Did two loads of laundry and air-dried everything on my fire escape! I have a nice big fire escape and a few weeks ago I hung a string across it so I could start air-drying my clothes. Hear me out #2: the best way to fight smelly workout clothes and make them smell amazing is by letting them soak up fresh air and sunshine. I swear to god, the outdoor scent on your clothes will be hypnotic. Anytime a laundry brand says its scent is “Fresh Outdoors”, THEY’RE LYING TO YOU. It is usually headache-inducing and doesn’t smell anything like real, air-dried outside laundry. You cannot capture the smell of your clothes drying in the great outdoors, even if it is a fire escape. These are the closest notes I can come up with: Fresh, cold, windy, leafy, grassy. Yum.

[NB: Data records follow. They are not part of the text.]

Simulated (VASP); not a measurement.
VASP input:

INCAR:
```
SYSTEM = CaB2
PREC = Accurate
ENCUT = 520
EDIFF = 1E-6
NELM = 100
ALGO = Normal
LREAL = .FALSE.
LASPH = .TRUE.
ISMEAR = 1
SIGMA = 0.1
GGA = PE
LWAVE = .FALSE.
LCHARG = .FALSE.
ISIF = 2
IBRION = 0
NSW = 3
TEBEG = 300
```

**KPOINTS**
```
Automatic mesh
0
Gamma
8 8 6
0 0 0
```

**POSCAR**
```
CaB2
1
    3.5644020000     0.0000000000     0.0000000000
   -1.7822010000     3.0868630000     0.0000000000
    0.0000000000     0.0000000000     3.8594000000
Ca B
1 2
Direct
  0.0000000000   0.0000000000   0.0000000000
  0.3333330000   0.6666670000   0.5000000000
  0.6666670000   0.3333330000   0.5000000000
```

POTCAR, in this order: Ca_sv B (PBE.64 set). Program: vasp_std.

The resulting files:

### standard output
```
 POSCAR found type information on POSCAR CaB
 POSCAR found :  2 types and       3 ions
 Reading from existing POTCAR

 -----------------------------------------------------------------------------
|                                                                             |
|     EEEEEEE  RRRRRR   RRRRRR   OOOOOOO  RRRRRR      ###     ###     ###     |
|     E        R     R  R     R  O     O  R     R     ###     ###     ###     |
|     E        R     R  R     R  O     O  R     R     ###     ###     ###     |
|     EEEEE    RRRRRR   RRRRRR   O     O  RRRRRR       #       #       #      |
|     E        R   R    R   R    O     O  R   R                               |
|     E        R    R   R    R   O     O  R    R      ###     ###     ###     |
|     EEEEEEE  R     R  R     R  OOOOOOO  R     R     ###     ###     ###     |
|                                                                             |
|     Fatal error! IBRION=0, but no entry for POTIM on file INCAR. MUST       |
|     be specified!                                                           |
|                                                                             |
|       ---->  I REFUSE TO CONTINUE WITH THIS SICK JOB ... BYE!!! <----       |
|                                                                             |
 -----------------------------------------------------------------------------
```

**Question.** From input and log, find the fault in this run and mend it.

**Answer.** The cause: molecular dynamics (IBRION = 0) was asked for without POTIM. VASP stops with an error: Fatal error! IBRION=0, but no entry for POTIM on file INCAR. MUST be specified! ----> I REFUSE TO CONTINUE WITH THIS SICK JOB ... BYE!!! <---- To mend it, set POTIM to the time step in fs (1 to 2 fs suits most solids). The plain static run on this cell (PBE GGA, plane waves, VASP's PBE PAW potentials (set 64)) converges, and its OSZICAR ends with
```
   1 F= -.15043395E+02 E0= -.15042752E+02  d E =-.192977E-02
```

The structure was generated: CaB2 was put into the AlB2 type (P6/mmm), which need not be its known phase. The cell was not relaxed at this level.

Mentally prepared for winter. If you’re in NYC too, you know how warm this fall has been. Well, this week, fall—and actually November-appropriate weather—finally graced us with her presence. We also got rain for the first time in what felt like months…for two days in a row it was cold, windy, and rainy, and I loved it. I whipped out my heavier jackets, merino wool ear warmers, heavy mittens, my Uggs! I also remembered, in my bones, what the cold can do to me: it feels really good, but it’s also surprising. It’s shocking, and if I’m not dressed properly, it makes me irritable and angry. Yesterday, when it was cold, wet, and windy, I was unloading something from my trunk and rushing so I didn’t open it wide enough for the latch to hold it open. As I reached in to grab what I needed, the trunk door slammed right into the back of my head. It hurt so bad, like a mother fucker, and I screamed in pain. But I was 10x angrier, and I swear it hurt 10x more because I was also freezing cold. I am reminded, once again, that slowing down is good for you.
I want to hear from you, what were your offline moments this week?
I saw Moana 2 with my kiddos and cannot wait to see Wicked! I spent time volunteering by serving a hot meal, enjoyed nature during my morning walks, and just hanging out with family!
Made chili, chicken cacciatore, cried while singing with Adele, played canasta with friends, gave Tyler love and treats, laundry, mopping, made photo book of my trip to Oregon. So impressed with your offline time - nurturing your body and soul is so important. A half marathon!?!?!? You are an inspiration.